Environmental groups prepared to send teams to petrochemical and oil production sites checking for oil, gas and chemical releases after Hurricane Laura moved out of the area. Plant shutdowns released 4.35 million pounds of pollutants including hydrogen sulfide, benzene and nitrogen oxide. The Texas Commission on Environmental Quality will deploy emergency response teams, a spokesman said.

Laura hit the U.S. Gulf Coast on Thursday with winds of 150 miles per hour (240 kmh), halting operations at petrochemical plants in Texas and Louisiana, and sending 600,000 fleeing inland.

State environmental agencies also began gearing up to start damage assessments, but the exact amount of pollution released may not be fully known. Texas shut down 42 air monitors to prevent damage to the devices. Some had returned to service on Thursday morning, officials said.

Louisiana's environmental agency will start assessments "as soon as the weather settles," a spokesman said. State workers were stationed near Lake Charles, where plumes of smoke filled the air from a blaze at a nearby chlorine manufacturing plant.

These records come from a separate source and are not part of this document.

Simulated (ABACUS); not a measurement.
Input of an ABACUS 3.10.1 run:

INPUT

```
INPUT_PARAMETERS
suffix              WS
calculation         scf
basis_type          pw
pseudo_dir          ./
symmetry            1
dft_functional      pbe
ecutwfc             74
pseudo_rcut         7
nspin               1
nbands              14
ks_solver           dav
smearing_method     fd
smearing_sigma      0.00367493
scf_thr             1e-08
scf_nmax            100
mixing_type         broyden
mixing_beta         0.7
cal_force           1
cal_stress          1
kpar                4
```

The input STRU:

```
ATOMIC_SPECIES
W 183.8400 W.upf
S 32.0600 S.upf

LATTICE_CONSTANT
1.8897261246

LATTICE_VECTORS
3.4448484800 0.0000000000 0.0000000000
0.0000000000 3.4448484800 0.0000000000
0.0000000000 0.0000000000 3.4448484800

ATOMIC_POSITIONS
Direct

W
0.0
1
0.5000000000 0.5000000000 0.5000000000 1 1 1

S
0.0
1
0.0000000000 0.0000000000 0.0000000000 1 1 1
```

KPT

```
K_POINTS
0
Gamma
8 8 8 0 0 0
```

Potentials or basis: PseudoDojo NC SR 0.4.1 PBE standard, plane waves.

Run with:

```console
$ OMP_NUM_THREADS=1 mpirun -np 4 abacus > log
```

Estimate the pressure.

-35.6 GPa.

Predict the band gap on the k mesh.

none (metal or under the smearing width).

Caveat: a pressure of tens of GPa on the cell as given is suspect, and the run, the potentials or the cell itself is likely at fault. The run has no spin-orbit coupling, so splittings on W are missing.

Police shut the main artery through the state because of the plume of chemical smoke. Firefighters were at BioLab, a Westlake manufacturer of home and pool chemicals.

Environmental groups said they plan to conduct their own independent tests. During 2017's Hurricane Harvey, tests by university researchers and others turned up significant pollution from storm-damaged facilities.

"I don’t think any state is prepared to conduct air monitoring at a scale that is needed because of the sheer size of these geographic areas," said Elena Craft, senior director at the Environmental Defense Fund.

EDF, researchers at Texas A&M University's Superfund Research Center and the Sierra Club planned to run checks of Superfund sites or petrochemical and fuel plants.

"We're concerned about storm surge impacts," said Darryl Malek-Wiley, an organizer with the Sierra Club, adding it also hopes to send an aircraft offshore for visual inspections.